Saturday, January 1, 2000

Deconstructing a URL

The Uniform Resource Locator, or URL, is what makes the Web possible. It provides a globally unique identifier for everything on the Internet. The official specification for URLs is fairly complicated – don't be discouraged – the most important part to understand is the hostname.

We start with a simple example:

http://www.example.com/test_page.html

“http://” is called the scheme. It tells the browser how to talk to the server (in this case with “HyperText Transfer Protocol” or HTTP) and what sort of reply to expect. A scheme is required in a URL, but most browsers will add it for you. Try typing “google.com” in your browser – it will be changed to “http://www.google.com”.

Everything between the scheme and the first forward slash (“/”) is called the hostname. This is further divided into sections of letters and numbers separated by periods: the domain name (“example.com”) and, optionally, one or more sub-domains (“www”). The hostname identifies the server on the Internet that will handle our request. The domain name is required in a URL.

Everything after the first forward slash is called the path, which tells that server where to find the file we're looking for. In our example, we tell it to look for a file name “test_page.html”. The path is optional in a URL. If it is not specified, the server will use its default path.

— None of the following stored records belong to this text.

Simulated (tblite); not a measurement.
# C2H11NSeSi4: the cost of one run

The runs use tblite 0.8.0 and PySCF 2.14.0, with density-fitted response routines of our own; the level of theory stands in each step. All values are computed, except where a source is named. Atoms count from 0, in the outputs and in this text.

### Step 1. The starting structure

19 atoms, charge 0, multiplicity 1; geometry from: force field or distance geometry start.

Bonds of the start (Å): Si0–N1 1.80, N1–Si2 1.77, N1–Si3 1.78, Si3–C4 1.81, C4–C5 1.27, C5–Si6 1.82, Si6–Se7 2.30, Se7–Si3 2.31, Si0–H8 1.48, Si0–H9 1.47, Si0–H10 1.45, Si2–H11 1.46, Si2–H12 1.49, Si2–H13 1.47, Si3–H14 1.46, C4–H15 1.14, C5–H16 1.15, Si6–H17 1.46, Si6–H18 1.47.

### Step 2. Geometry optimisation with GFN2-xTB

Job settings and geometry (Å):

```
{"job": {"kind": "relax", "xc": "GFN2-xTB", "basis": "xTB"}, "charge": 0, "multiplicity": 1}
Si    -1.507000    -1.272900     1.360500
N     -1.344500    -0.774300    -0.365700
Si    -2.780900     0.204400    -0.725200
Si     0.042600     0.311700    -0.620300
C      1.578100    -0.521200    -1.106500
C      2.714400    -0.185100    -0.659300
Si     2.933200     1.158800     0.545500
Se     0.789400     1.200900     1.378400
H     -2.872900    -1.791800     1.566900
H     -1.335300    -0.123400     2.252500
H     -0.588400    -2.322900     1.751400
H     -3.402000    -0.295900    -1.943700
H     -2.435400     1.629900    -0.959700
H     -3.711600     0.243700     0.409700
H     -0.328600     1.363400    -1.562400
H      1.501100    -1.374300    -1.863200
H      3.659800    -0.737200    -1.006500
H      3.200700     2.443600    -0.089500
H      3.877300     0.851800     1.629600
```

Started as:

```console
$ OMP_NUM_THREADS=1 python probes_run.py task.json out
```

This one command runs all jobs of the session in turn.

Now a more complicated example:

http://www.example.com/workers/directory/lookup.php?first_name=john&last_name=doe#birthday

(Note: this example is one long string with no spaces in it, but the browser wraps it into two lines so it can be shown without running into our sidebar.)  This example has a longer path (“workers/directory/lookup.php”). As before, this tells the server what file is being requested.

The question mark (“?”) allows us to add additional information called query strings. These strings are made up of simple pairs in the form of “name= value” and multiple pairs are separated by ampersands (“&”). Query strings are optional in a URL.

The hash (“#”) specifies a fragment, or a part of the page we are interested in. In this example, “#birthday” says that we're interested in looking up John Doe's birthday. Fragments are optional in a URL.

Query strings are often used to request dynamic information.  In our example, we want a Web page for every worker in our company but writing each page by hand would be prohibitive.  “lookup.php” is a program, or script, that runs on our server which looks up worker information in a database, allowing one URL to display information about everyone in our company.  The query string tells the script who we’re interested in.

Fragments are defined points on a page.  It allows us to tell the browser to scroll down to the relevant information when they follow a link.  Rather than say “follow this link and scroll down to page 24” we can say “as noted in the document’s footnotes.”

There are several ways to create anchor points – the destination of a fragment – but blog entries are generally not long enough to necessitate creating them.  Bloggers most often find themselves using fragments in outbound links.

1 comments:

Sherry said...

Thank you, Mike. I always just quit looking when it reached the ? but now the rest makes more sense.